Last month, we went through some of the more depressing ways of losing your money. This month I'd like to take a more optimistic view and to consider some ways of doing our very level best not to let this happen.

In the first place, I have always maintained that most of our winnings are done on a very few days in the year. This is not to say that we cannot enjoy the same winnings on the majority of days, but I mean that if you tally up your winnings for the year, you will find that anything up to 80 per cent of those winnings will come on half a dozen good days.

They are the days when the $20 winner gets up, or when you hit that $1,000 trifecta. You have to invest if you are going to make any sort of money at all, and with any form of investment comes an element of risk. What we need to do is exactly what a stockbroker or any other investor does, and that is to try to swing the odds as much as possible in our own favour.

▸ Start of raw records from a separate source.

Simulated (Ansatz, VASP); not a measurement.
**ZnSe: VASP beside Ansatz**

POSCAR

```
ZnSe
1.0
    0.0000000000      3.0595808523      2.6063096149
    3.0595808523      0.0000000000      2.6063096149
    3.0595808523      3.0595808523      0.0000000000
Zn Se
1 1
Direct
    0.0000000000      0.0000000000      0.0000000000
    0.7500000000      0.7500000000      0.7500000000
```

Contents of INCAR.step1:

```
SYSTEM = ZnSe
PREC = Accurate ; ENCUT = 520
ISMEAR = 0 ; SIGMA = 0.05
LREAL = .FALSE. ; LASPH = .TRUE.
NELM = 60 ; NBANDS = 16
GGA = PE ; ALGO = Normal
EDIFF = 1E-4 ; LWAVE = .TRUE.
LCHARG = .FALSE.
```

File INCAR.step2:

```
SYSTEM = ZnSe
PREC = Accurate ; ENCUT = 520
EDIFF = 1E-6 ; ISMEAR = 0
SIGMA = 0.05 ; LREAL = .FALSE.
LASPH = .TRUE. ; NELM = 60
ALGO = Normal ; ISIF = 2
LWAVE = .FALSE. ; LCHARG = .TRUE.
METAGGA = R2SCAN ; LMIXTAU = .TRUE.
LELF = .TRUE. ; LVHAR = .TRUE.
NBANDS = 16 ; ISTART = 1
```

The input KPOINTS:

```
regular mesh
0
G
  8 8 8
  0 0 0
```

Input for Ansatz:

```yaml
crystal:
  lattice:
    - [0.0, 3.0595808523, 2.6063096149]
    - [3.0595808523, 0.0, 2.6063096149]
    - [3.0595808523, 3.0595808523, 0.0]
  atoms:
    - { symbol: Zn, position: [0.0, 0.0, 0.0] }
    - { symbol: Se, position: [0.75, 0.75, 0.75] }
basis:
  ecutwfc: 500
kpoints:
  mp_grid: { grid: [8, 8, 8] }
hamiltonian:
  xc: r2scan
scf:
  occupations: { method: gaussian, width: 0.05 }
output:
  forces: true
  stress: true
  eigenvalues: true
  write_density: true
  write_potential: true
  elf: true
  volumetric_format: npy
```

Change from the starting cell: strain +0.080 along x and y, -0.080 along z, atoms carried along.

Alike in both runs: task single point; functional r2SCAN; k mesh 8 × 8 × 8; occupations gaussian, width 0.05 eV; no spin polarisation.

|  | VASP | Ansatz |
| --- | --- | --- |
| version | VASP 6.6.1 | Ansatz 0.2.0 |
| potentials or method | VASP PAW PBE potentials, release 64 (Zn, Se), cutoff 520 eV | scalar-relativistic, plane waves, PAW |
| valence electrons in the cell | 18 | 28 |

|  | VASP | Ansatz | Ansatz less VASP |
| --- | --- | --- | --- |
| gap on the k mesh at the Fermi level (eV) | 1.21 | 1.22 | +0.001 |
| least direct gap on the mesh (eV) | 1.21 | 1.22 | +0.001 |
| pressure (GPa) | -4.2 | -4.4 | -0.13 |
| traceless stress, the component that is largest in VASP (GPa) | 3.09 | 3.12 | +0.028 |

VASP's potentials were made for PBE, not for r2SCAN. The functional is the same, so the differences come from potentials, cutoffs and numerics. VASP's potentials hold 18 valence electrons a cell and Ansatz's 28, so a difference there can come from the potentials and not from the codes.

This odds swing will vary according to the obvious risk. To get that $1000 trifecta, the likelihood is that you are either betting a multiple or the gods have been kind to you. The absolute truth is that most people did not agree with you about the way this trifecta would fall. Otherwise it would not have been 1000/1. This brings me to my first "absolute" in racing: Respect public opinion. Public opinion is, after all, what makes racing. Bookmakers will often try to set markets, and particularly with the pre-post markets they can more or less do what they like. If they don't want to lay a horse, then they simply will put a price that they believe is lower than anybody will accept.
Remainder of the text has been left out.